Events

Art exhibition explores nuances of colour blue

BR Ambedkar’s famous power suit, peacock’s feathers, Lord Shiva’s throat or the less prominent fourth hue of the Indian flag, an ongoing exhibition at the DAG here examines the history of the colour blue in the country prompted by its seemingly universal value.

The exhibition, titled “Indian Blue”, showcases a range of artistic practices from the realistic to the abstract, from landscapes and portraits to history paintings and figurative narrations, across an equally astonishing range of mediums — oils, watercolours, acrylics, print, sculpture — and periods.
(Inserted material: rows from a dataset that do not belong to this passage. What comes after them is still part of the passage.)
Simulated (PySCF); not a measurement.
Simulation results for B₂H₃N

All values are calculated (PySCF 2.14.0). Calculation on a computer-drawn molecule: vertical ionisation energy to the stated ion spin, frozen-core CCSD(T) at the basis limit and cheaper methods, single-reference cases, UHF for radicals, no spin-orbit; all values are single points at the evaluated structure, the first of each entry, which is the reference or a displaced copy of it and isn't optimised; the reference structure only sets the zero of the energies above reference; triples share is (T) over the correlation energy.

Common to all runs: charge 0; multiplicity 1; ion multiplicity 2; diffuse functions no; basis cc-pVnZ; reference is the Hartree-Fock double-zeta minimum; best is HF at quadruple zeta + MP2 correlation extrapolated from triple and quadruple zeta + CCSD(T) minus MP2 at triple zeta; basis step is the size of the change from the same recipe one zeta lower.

“Even though all art deals with colour, we have never before examined a colour individually. Through ‘Indian Blue’, we discover that colour plays a central role in our lives, and the artists chosen for this exhibition establish our relationship with it in different ways. I hope this will be the start of a discovery of different colours and their hierarchies in an artist’s palette,” Ashish Anand, CEO and MD, DAG.

It features artworks of over 90 eminent artists including the likes of FN Souza, MF Husain, SH Raza, Himmat Shah, Prabhakar Barwe and Satish Gujral, Nandalal Bose, Sunayani Devi, Jogen Chowdhury, Abanindranath Tagore, Ganesh Pyne, Ramkinkar Baij and the Russian artist Nicholas Roerich who made his home in India.

“Among the most charming works in the selection is a group or family portrait by an unknown artist that depicts a group of five women of varying ages in their gara sarees seated as though posing for a photograph with a group of four children. Two of the women hold a walking stick and a diary or spectacle case. The painting draws interesting parallels with the development of photography and how it influenced portrait painting in India,” said the organisers in a statement.

However, the greatest surprise of the exhibition is a painting by artist Jamini Roy — a tempera abstract that seems to consist almost entirely of a textured blue mottled with red and a few diagonal lines — a rare work of the kind almost never before seen from the master’s oeuvre, it added.

The exhibition, underway at The Claridges, will come to a close on December 1.